I am preparing for a Lent series using collage. Each week I will facilitate the group in contemplative prayer, which we will do through creating individual collages and then asking questions about what we chose and why and how it came together. I love this kind of prayer and am always excited to see what surprises will surface. On the final week, we will also walk a labyrinth together and use the collages as prayer points along the way. The collage themes begin with a general sense of “I love that!” to the more specific “who am I (to be)?” so this is a self-discovery process and something of a discernment process in vocational calling, discovering who I am called to be as a person.
As part of that prep, for the people who may miss a week, I am taking myself and my daughter through the same process, preparing collages for each week so that there will be samples and extras. The collages above are from the first week: “Colors that inspire.” I would ask my participants to make only one collage, but I (ever the overachiever) made two (because the multi-tasker in me is also using the collage series as a project for my doctorate and I couldn’t do just one per week).
Logistics aside, this has been fun. My daughter and I get to enjoy time together and everyone benefits. I love it when that happens.
I did the reddish one first – and it is pretty cliche for me: the deep red, the circles: these are found in many of my artistic imaging exercises. I did have one other thought while I was working on that one: I felt that it needed a focal point, and I found a picture of a woman’s profile and I placed it in the upper left corner, as though she was looking at the pot lid, but there was something about her presence there that made me uneasy. It looked good, and I “liked” it, but it made the space too crowded. She became too much of a focal point: with her in there, the image became all about her. I was feeling the peace of the more simple circle, keeping the jumble of items (pumpkins and onions) at the bottom and leaving the top to be free of encumbrance. In a way, the fuss at the bottom makes the beauty of the top possible. I see this as a great metaphor for my work as a pastor/spiritual director and artist: all that training, all that planning, all that behind-the-scenes work makes the part that people see seem effortless and simple and makes it possible for them to be free to benefit from that work rather than get bogged down in seeing my interior scaffolding. They don’t have to be distracted by the nuts and bolts that hold it together.

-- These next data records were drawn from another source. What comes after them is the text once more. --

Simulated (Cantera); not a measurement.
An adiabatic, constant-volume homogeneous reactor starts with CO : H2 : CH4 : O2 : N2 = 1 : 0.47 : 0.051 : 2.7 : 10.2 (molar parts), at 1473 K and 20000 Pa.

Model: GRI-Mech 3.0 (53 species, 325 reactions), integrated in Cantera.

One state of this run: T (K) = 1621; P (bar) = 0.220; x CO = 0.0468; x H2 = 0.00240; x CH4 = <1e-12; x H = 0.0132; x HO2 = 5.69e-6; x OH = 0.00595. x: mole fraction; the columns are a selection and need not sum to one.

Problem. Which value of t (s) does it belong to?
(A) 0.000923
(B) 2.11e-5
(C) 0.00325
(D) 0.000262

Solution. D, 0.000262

The lilac and yellow picture surprised me because although I had picked out a lot of purple pictures (most of them were not this soft pastel, they were heavy deep purples), they no longer called to me when I started putting things together. The bird was a late entry but she became the imperative focal point. It is interesting to me that this piece shares the busy-on-the-bottom, simple-on-the-top feeling. Perhaps, though, in this one, I have to do the busy grunt work in order to get onto that path, which leads to the freedom and simplicity of that sky. Then I have to ask if the bird is a sentinel or a harbinger? I love birds, but I don’t usually find them inviting. Indeed, this bird has its back to the path. However, I feel like I could still get on the path – but perhaps slipping behind the bird rather than in front of it. I’m not the sort to skulk about behind people’s backs, but I am the sort who looks for unconventional solutions. The road less traveled is certainly the one I am more likely – and interested – in taking. It is as though the bird is in the way of getting to the path and to the peace that lies beyond. In that case, I must ask myself: what is it in my life that is in the way of peace?
Interestingly, I have been wrestling lately with myself (the voice of myself from my past – who I used to be – has been accusing me of things) about believing what I want to believe rather than what is real or true. There has been a lot of guilt and shame involved. My spiritual director said something rather profound about that: “if there’s guilt and shame, it’s not of God.” But that voice from the past is so loud! And it made so much sense back then (the bird is beautiful, after all). So what do I do when the judgmental part of me has no choice to but to point the finger of guilt at me? How do I let go of that?
Perhaps I need to remind myself that the bird is sitting in darkness. It is on the path of peace that day is dawning. Also, the beauty of the bird is in its object-ness. It is a limited thing, limited to its own self. The beauty in the stillness of the path and peace is in the sky: unlimited, expansive, open.